From MC3 Reymundo A. Villegas III, USS Rushmore

The dock landing ship, with elements of the 11th Marine Expeditionary Unit and the Japan Ground Self-Defense Force, concluded exercise Iron Fist 2018, Feb. 7.

SAN DIEGO - The Whidbey Island-class dock landing ship USS Rushmore (LSD 47), with elements from 11th Marine Expeditionary Unit and the Japan Ground Self-Defense Force, concluded exercise Iron Fist 2018 off the coast of Southern California, Feb. 7.

Iron Fist 2018 demonstrated more than a decade of interoperability development and enhanced amphibious capability of Japanese and American forces. Rushmore provided both an amphibious and air platform for U.S. Marine Corps and Japan Ground Self-Defense Force members to train and conduct operations.

The amphibious phase of Iron Fist 2018 showed that Rushmore was able to act as a single focal point for surface, air and amphibious operations, while nearly 300 U.S. Marines and Japanese personnel joined more than 330 Sailors aboard.

During the five-day exercise, Rushmore launched six amphibious assault vehicles numerous times from its well deck and conducted over 20 flight deck landings.

"Iron Fist is an excellent opportunity to not only show the [Japan Ground Self-Defense Force] the importance of integrating landing forces with amphibious warfare, but also to continue sharpening our ship's own routine training to maintain the highest level of operational readiness," said Cmdr. John Ryan, commanding officer of Rushmore. “It provided the crew with a unique opportunity to work with other nations' armed forces, a crucial skill as the ship prepares for deployment.”

The culminating training event was a scenario-based amphibious assault launched from Rushmore in coordination with an inland helicopter assault. The exercise wrapped up with the components of 11th MEU and Japan Maritime and Ground Self-Defense Forces departing the ship and returning to Camp Pendleton.

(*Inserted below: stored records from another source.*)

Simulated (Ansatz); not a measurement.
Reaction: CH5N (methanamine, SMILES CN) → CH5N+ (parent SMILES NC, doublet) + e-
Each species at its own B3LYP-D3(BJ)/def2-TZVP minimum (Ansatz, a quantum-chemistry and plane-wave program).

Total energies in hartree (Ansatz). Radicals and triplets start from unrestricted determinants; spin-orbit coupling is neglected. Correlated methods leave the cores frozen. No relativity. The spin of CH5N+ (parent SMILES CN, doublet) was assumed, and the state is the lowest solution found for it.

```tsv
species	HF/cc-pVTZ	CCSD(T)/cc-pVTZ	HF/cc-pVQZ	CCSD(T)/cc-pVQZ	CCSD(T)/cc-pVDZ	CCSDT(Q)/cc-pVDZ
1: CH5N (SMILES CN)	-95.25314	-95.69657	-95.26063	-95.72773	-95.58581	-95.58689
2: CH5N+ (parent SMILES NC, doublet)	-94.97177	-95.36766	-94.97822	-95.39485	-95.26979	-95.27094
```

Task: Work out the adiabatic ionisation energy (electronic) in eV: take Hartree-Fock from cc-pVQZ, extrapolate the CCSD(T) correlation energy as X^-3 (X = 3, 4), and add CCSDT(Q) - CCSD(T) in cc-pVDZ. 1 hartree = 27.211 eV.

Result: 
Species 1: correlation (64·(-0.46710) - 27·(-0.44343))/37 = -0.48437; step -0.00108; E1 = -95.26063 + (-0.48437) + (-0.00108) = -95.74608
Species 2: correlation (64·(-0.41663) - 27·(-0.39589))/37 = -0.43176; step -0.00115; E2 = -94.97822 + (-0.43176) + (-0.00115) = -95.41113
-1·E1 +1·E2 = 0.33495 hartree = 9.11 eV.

Joint interagency and international relationships strengthen U.S. Third Fleet's ability to respond quickly and effectively to crises that occur in the Pacific. The Japan-U.S. alliance helps with counter-terrorism, counter-piracy, peacekeeping, capacity building, ballistic missile defense, and humanitarian assistance/disaster relief.

U.S. 3rd Fleet leads naval forces in the Pacific and provides the realistic, relevant training necessary for an effective global Navy. Third Fleet constantly coordinates with U.S. 7th Fleet to plan and execute missions that promote ongoing peace, security, and stability throughout the Pacific.